SciML / Integrals.jl

A common interface for quadrature and numerical integration for the SciML scientific machine learning organization
https://docs.sciml.ai/Integrals/stable/
MIT License
226 stars 30 forks source link

Gauss-Turán Quadratures #245

Open longemen3000 opened 8 months ago

longemen3000 commented 8 months ago

What kind of problems is it mostly used for? Please describe.

As most of those familiar with Gauss-Legendre quadratures, a one-dimensional integral can be aproximated to ∑(f(xᵢ)*wᵢ). where xᵢ and wᵢ depend on various factors. this equation notably uses just zero-order derivative information (just the function evaluated at the nodes). Gauss-Turán quadratures are an extension to this scheme, allowing the use of higher derivative information. This allows to higher precision with less nodes (given that you also have derivative information at the nodes).

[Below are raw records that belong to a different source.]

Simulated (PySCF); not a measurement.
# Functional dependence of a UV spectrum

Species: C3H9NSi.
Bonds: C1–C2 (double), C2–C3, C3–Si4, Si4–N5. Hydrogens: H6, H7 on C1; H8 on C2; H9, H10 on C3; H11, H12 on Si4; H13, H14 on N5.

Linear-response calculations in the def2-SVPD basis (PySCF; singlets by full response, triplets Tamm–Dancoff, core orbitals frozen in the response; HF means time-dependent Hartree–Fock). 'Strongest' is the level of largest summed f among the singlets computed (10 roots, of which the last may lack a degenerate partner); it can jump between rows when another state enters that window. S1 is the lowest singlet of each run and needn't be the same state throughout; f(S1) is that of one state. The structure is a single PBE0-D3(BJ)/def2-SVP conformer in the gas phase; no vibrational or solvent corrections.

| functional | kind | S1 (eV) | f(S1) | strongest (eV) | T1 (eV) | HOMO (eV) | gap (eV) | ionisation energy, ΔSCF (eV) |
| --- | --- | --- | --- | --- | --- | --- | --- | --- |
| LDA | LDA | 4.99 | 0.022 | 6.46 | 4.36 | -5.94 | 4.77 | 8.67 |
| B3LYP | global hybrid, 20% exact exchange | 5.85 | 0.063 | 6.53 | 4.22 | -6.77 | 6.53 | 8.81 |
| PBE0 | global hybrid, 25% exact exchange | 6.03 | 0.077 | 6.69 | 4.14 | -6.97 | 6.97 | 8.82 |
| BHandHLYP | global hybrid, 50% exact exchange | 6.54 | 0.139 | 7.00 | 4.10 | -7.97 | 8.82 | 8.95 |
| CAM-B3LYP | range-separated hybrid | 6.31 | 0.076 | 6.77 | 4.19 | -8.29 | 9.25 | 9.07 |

Describe the algorithm you’d like The Gauss-Turán Quadrature is just expressed as a double sum:

∑wᵢ*∑(aᵢₖ∂ᵏf(xᵢ))

where ∂ᵏf(xᵢ) is just the k-th derivative evaluated at the i-th node, and wᵢ,aᵢₖ are just precomputed weights. The main algorithm needed is the one that calculates those weights and nodes, for one or more polynomial interpolants (like Legendre or Chebyshev).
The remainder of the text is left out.